In the Karatsuba-Ofman technique, since additions may generate carry bits, the multiplication operation  $(A_H + A_L) \cdot (B_H + B_L)$  is not always fixed in size. When the conditional branch operation is avoided in this multiplication computation to prevent timing attacks, the operands  $A_H + A_L$  and  $B_H + B_L$  are considered with their extra carry bit even when a carry bit is not generated after the addition. This causes overhead in the multiplication computation. This overhead can be eliminated by using the *subtractive Karatsuba-Ofman* technique, a slightly optimized form of the original Karatsuba-Ofman [38], [42]. With this approach, the two halves of the integers to be multiplied are subtracted from each other, instead of being added. Figure 2 shows the operations that take place in subtractive Karatsuba-Ofman.

#### **III. OUR 2048-BIT RSA IMPLEMENTATIONS**

We implement 2048-bit RSA on three target MSP430 microcontrollers, namely MSP430F1611 [45], MS430F2618 [44] and MSP430F5529 [43]. Since these three generations of MSP430 support the same instruction set, we are able to use the same code with little modifications for the three microcontrollers. However, there are some



**FIGURE 1.** Karatsuba-Ofman multiplication for computing  $A \times B$ .

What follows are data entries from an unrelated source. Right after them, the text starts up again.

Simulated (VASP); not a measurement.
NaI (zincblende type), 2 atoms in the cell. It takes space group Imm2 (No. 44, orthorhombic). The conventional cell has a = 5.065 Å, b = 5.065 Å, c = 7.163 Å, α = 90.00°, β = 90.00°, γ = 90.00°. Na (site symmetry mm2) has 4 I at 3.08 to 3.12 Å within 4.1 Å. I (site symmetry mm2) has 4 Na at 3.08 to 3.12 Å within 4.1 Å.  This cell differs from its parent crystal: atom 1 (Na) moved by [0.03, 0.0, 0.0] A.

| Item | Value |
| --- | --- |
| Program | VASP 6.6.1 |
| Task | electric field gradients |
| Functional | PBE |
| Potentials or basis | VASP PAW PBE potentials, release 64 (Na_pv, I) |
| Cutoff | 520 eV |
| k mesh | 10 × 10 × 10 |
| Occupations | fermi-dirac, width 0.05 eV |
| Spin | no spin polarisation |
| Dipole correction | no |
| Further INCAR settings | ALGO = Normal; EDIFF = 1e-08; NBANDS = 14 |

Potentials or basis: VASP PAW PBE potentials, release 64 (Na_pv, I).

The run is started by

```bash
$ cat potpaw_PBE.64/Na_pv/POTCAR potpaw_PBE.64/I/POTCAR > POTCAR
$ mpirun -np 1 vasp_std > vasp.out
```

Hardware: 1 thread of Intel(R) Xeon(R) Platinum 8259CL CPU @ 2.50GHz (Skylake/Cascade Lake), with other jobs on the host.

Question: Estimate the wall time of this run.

**FIGURE 2.** Subtractive Karatsuba-Ofman multiplication for computing  $A \times B$ .

differences between our target MSP430 microcontrollers. For instance, MSP430F5529 has a  $32 \times 32$  multiplier whereas MSP430F2618 and MSP430F1611 have a  $16 \times 16$  multiplier, and hence word multiplications need to be handled differently. Other than the size of the hardware multiplier, the memory write instruction takes different numbers of clock cycles on different versions of MSP430. The memory write instruction on MSP430F1611 takes 4 clock cycles while the same instruction takes 3 clock cycles on MSP430F2618 and MDP430F5529. Another difference between the microcontrollers is in their memory capacities and their maximum CPU clock frequencies. MSP430F5529, MSP430F2618 and MSP430F1611 have the memory sizes of 128 kB, 116 kB and 48 kB, and the maximum CPU clock frequencies of 25 MHz, 16 MHz and 8 Mhz, respectively.

We use the IAR Embedded Workbench development environment, and test our code using its debugger and clock-counter features [46]. All the acceleration techniques described in Section II are applied in our implementations, namely CRT-based exponentiation and 4-bit sliding window to accelerate RSA decryption, the small exponent  $2^{16} + 1$  to accelerate RSA encryption, and subtractive Karatsuba-Ofman and Montgomery multiplication to accelerate both. For core arithmetic operations such as integer addition/subtraction and subtractive Karatsuba-Ofman, we write our codes in assembly to guarantee fast execution.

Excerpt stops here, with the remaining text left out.